The three-day workshop by this renowned artist is the Gallery’s first instructional program devoted to watercolor portrait painting.
By Kara Dicker
Visitors to Heartland Art Club may be familiar with the work of watercolorist Janine Helton, a portraitist who paints primarily people and birds. Preening, an 18 x 10 closeup portrait of a Great Blue Heron pluming itself behind budding willow branches, generated much enthusiasm from Heartland viewers before it recently sold.
“There’s an emotional connection,” she says when it comes to the Great Blue Heron, her favorite bird to paint. Helton and her husband used to visit Table Rock Lake, where there were rookeries flush with the large wading birds. “Mike would go fishing, and I would photograph the birds.”

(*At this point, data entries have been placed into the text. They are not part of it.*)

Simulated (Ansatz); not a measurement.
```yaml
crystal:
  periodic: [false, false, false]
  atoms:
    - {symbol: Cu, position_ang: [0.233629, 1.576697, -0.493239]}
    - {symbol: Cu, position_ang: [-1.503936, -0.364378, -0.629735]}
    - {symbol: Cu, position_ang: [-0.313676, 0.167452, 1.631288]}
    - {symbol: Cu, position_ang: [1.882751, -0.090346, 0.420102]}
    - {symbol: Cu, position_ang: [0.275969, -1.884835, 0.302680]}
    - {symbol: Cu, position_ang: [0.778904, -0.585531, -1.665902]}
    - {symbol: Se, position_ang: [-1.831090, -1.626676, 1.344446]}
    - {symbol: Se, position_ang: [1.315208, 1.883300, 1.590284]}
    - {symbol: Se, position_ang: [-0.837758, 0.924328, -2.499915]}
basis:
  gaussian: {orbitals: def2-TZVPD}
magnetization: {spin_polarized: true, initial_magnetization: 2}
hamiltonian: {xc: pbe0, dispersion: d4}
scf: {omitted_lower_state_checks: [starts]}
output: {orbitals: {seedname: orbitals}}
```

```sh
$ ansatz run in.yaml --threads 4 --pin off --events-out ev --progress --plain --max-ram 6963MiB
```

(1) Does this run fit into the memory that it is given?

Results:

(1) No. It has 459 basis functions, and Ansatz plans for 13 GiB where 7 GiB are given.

Today, Helton works from her large home studio in St. Charles County. It’s not just where she paints, but where she processes her original reference photography and creates instructional videos on a variety of painting topics from applying flesh tones and glazes to tearing watercolor paper for a proper deckled edge. It’s also where on Thursday afternoons she instructs her class of intermediate-stage painters called Next Level. “I really enjoy working with other artists and meeting them,” she says.
In March, Helton will bring her teaching skills to HAC for the gallery’s first workshop devoted to portraiture in watercolor. Demystifying Portraits in Watercolor, March 20-22, will address ways to strengthen the overall feel of portraiture. “It’s really about how to get the contours and shapes and values right than it is about making the perfect eye,” she says, emphasizing that it’s not always about the details, but instead about the illusion or feel of the painting. For example, Helton explains how as subjects, painting children can be particularly challenging. “People struggle with children. They often make them look too old or harsh.” Helton will instruct on how to get the right values to achieve the softness in skin tone. She’ll also focus on hair and how to make it look more natural.
Helton, who has always worked in watercolor, describes herself as “somewhat of a transparent purist” and will use translucent colors in her workshop. In terms of style, her emphasis on achieving color harmony can sometimes bend toward the whimsical in what she calls surprise colors. The head of a Northern Flicker, for example, is given a blue rinse.
Growing up in St. Charles, Helton was first exposed to the medium of watercolor as child, having a neighbor who was an artist. “I remember going into her home,” she says, “and I just liked the feel and the look of it, the softness and freshness of it.”

Watercolorist Janine Helton inside her home studio.
However, it wasn’t until 2009 that she began to pursue art herself, with the encouragement of others, including her husband. “He directed me toward the classes.” Today, Helton is a recognized regional watercolorist whose awarded work includes first prize in Art & Color 365 Magazine’s International Portrait Competition. She has been featured in numerous publications local and national, and is a member of several watercolor societies.

“Preening,” 18×10 watercolor, depicts one of the artist’s favorite birds to paint. The piece, featured at Heartland Art Club, recently sold.